Neotropical snakes have extremely low detection rates, hampering our understanding of their responses to habitat loss and fragmentation. We addressed this gap using a limited sample (50 individuals, 16 species) across 25 variable-size insular forest fragments within a hydroelectric lake and four adjacent mainland continuous forest sites, in Central Brazilian Amazonia. The number of species recorded on forest islands (1.55 ± 0.78) was much lower than that at continuous forest sites (5.0 ± 3.1), with no snakes being recorded at twelve islands smaller than 30 ha. As such, snake assemblages were positively affected by forest area, explaining 48% of the number of species, and negatively affected by island isolation. The markedly higher number of species recorded across continuous forest sites likely results from the availability of riparian habitats, which have virtually disappeared from the archipelagic landscape given the widespread inundation of lowland areas. To prevent further severe biodiversity loss, including those of poorly known rare taxa, conservation policies should avert the additional construction of mega-dams that create myriad of small islands, in addition to extensive reservoir lakes from which all riparian habitats are eliminated.
Introduction
Habitat loss and fragmentation worldwide are driving unprecedented biodiversity losses (Haddad et al., 2015; Sala et al., 2000). In the tropics, hydropower development has become one such driver, often creating extensive archipelagic landscapes of forest islands. These islands consist of forest patches corresponding to previous hilltops, that are now isolated within a hostile open-water matrix (Jones et al., 2016). Analogous to patterns observed for oceanic islands (Wilson & Willis, 1975), the effects of insular habitat fragmentation can be assessed in light of Island Biogeography Theory (MacArthur & Wilson, 1967), which predicts lower numbers of species in small, isolated habitat remnants. Although there is a growing number of studies examining species responses to this type of habitat disturbance, most of them are skewed towards birds and mammals (Jones et al., 2016).
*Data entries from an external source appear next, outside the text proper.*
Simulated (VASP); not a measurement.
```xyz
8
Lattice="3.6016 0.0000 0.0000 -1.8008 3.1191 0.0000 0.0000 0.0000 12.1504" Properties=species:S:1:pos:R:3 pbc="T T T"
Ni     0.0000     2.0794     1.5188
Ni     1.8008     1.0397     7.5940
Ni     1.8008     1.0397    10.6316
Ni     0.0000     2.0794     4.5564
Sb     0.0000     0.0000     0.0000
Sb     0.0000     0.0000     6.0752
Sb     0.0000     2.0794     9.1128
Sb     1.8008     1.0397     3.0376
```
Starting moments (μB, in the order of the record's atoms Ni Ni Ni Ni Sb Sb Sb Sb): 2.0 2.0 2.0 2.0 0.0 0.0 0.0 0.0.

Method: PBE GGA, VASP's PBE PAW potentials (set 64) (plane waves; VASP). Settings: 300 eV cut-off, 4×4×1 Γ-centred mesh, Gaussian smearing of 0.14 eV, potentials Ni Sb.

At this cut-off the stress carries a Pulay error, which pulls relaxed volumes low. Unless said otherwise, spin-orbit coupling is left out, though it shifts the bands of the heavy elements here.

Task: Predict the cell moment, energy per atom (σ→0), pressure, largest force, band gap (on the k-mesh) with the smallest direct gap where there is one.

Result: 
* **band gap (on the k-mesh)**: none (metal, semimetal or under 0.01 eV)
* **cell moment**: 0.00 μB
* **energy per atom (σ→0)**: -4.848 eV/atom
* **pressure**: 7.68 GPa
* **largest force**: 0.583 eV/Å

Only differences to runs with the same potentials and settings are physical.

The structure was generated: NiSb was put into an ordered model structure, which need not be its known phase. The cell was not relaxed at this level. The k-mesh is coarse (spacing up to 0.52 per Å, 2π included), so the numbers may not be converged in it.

Within reptiles, the cryptic habits, effective camouflage, and typical nocturnality of snakes render them rarely detectable, exacerbating the costs of field surveys in tropical forests (Fraga et al., 2014). As a consequence, notwithstanding insights from temperate (Kjoss & Litvaitis, 2001; Luiselli & Capizzi, 1997) and sub-tropical regions (Wang et al., 2012), snake responses to habitat loss and fragmentation in the tropics are still poorly understood. Given their characteristics, including specific habitat requirements (Fraga et al., 2011, 2018), thermal constraints and limited mobility (Fitch & Shirer, 1971), snakes are expected to be particularly sensitive to habitat disturbance. In fact, declines in snake populations have been widely reported (Doherty et al., 2020), which are considered to exert serious consequences on ecosystem functioning given their ecological roles as meso- and top-predators (Zipkin et al., 2020).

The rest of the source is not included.